A number of important initiatives were implemented in 2015-2016 in relation to refugees. Mass arrivals of refugees reached a huge number in the second half of 2015 (911'471 arrests of illegal immigrants in the ports of Greece were recorded in 2015 in comparison with 77'163 in 2014, according to statistics from the Greek police). It was a huge burden on the country's administrative system.
A deal has been struck between Turkey and Europe, bringing the following positive changes: 1) The Government of SYRIZA adopted the Regulation on free movement in temporary accommodation centres for asylum seekers. 2) Issues concerning unaccompanied minors were settled. (3) A normal procedure was established for examining asylum applications and granting refugee status for humanitarian reasons.

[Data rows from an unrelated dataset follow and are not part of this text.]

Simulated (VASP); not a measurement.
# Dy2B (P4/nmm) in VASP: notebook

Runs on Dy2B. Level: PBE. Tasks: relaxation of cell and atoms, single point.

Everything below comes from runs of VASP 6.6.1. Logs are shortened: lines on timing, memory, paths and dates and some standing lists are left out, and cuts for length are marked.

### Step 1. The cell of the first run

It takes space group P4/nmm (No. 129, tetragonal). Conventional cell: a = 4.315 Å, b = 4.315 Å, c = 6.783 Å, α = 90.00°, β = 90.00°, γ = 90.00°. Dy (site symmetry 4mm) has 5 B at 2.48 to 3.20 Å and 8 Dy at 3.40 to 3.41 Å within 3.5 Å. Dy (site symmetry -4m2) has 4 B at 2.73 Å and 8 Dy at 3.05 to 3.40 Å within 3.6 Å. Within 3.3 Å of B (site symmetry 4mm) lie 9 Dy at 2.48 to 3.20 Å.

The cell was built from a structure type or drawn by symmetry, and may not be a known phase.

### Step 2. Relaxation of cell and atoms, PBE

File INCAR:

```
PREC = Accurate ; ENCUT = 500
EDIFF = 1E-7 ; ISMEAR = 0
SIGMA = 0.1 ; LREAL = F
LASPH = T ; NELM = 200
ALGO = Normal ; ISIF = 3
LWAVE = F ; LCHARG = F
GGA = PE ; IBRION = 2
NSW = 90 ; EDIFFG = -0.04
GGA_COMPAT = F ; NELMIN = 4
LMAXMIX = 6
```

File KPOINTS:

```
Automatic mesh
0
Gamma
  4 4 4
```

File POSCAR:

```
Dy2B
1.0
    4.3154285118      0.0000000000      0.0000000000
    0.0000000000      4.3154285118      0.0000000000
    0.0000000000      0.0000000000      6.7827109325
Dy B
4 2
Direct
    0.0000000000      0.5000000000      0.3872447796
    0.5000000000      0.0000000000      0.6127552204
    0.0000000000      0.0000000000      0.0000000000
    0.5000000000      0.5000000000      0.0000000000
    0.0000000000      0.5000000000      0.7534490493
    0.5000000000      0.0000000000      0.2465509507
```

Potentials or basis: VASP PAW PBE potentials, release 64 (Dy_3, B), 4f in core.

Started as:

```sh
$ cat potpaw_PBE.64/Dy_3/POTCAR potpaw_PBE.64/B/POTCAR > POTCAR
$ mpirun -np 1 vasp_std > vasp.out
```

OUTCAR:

In 2015, the government and the Office of the United Nations High Commissioner for Refugees, conducted a survey among the refugees themselves. It allowed to compile a sociological portrait of an average immigrant from Syria. As it turned out, 86% of refugees have higher or secondary education, with the students being the largest group among the respondents. Many were separated from their families and lost contact with them, 6% were unaccompanied or separated from their families. 5% were victims of torture, 65% said they did not have specific needs. The majority of the refugees surveyed intended to apply for asylum in other EU countries, primarily in Germany. This information was immediately replicated by local newspapers, which not only reduced the level of tension, but also led to an increase in monetary donations from the Greeks to the needs of refugees.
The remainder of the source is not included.